Description of Artistic Style or Artwork/Artworks

In my artistic expression I am travelling across boundaries. This also means not to adhere to any fixed style or genre of art, but “nomadizing” through all the forms, traditions and “icons” and images I come across in my life. But my art is also both means and outcome of my (personnel?) struggle for Roma identity. WWe Romani painters still have to generate something unique and undetachable from our Gypsy/Romani identity like we have long time developed in our music. In my work my goal has always been to achieve something like that, but it’s still a long way to go. To make it short I will propose 4 special motives which drive my artistic expression:
1 Holocaust: The Common Heritage
painting the holocaust, as one common identity of our people and to show it all happened for real.
2 Crossing and Melting and Integrating
I'm using symbols, ornaments, designs, metaphors, patterns from all over the world, when I encounter a new country or culture (I travel a lot), every time I take something with me and integrate that in my art works. The concept of melting the cultures and symbols of religions and styles and ethnics and nations of the world is both a demonstration in search for a new, cosmopolitan, universal identity as for an own identity.
3 The Indian Roots: Intensity and Vibrancy
This is also part of the common heritage, but it is the vibrant and lucky part of it. I use very strong colours and strongly contrasted and countoured designs to point out the strength of our old (lost?) culture, our zest for life…
4 The Hiding and Survival and the Longing for Justice
These are stories, not styles or techniques. In my artwork they are topics which show up again and again.

In my article
“Is there something like Romani art? A Sinti artist in the gadje world”

you will find a more elaborate version of these views.

   
Introduction Exhibition Indian Embassy Berlin March 15th, 2005  

'Über meine Arbeiten'

An meinem 'Travel-Art' - Buch habe ich 2/3 Jahre gearbeitet. Das Buch
entstand auf meinen Reisen durch verschiedene Länder (Indien, Europa,
Nah-Ost und Australien) und ich habe meine Eindrücke in die Sprache der
Bilder umgesetzt. Später habe ich jeder Seite einen Titel gegeben, um
klarer auszudrücken, von welchen Orten und Gegenden ich mich habe inspirieren lassen. So fand ich die Inspiration für das Gestalten meiner Bilder
und Objekte. Ich habe die Muster, Ornamente und Symbole kombiniert und
versucht Stimmungen weiterzugeben, die mich auf meinen Reisen begleitet
haben. Ich suche in meinen Reisen nach Motiven, Symbolen, Ornamenten, die
universale Komponenten besitzen und verständlich für Menschen aus
verschiedensten Kulturen und Religionen sind. Ich versuche zu integrieren,
nicht zu spalten. Aber es ist mir wichtig, dass jedes Symbol als eignes
und unabhängiges erkannt wird.

Ich nenne das Konzept 'Gypsy Art', weil das Handwerk (Die Technik
und die Farbwahl, sowie die Konzeption Neues zu integrieren) der
Indischen Kultur sehr nahe ist.

   
Romani Studies Conference, Bilgi University Istanbul May 15th-17th, 2005

Is there something like Romani art?
A Sinti artist in the gadje world?


In art we can find ways and means to express own ideas and to go across boundaries.
We can focus here, on Romani identity how it is present in art and how it is being expressed. We have knowledge about Romani and non -Romani painters who are showing scenes of traditional Romani life. We know famous painters who painted portraits and scenes of Gypsies, like Italian famous painter Caravaggio or German expressionist painter Otto Mueller, who was again and again claimed to be a Sinto himself. (His models were for sure.)

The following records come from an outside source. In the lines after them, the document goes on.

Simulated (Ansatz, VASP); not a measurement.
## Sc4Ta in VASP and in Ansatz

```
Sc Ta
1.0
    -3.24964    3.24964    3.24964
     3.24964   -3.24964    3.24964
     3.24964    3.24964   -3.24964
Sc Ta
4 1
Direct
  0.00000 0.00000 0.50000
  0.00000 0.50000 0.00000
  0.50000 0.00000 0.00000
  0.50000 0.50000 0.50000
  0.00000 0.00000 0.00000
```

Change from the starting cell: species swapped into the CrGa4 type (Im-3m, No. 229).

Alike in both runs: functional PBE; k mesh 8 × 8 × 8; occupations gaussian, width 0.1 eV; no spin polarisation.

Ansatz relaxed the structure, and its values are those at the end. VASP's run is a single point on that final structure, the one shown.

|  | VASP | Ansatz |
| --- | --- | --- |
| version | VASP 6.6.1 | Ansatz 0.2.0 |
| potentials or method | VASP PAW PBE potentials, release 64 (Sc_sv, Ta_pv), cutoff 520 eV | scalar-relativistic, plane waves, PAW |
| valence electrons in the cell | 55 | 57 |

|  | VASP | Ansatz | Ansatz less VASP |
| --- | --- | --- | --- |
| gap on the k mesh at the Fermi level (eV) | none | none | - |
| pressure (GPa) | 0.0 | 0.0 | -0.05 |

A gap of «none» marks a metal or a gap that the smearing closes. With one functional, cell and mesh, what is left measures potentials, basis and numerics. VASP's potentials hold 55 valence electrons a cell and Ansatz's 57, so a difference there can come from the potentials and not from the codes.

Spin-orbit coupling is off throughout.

Everyone knows the most popular motive in the paintings, on the carpets or textiles with Gypsy dancers on green fields at the camp fire, between the caravans and horses. Very popular motive especially in Europe.
The most outstanding example of this are the gypsy caravans of Vincent van Gogh he had painted probably when he was in Saintes-Maries-de-la-Mèr – (at that time there was no Gpysy Pilgrimage to that place yet. )

What I am trying to say:
When gadje are painting gypsies I do not speak of gypsy art.
But I am asking you as well:
is it enough to call something Romani art only because the painter is Romani or of Romani background? When romani painters of today are painting their own world, many of them are only repeating the romantic scenes and clichés they have seen and copied from non roma painters.
As long as I do not see anything absolutely specific in technique or style of the art I will not call it Romani art. As long as it is all copied from the gadje world.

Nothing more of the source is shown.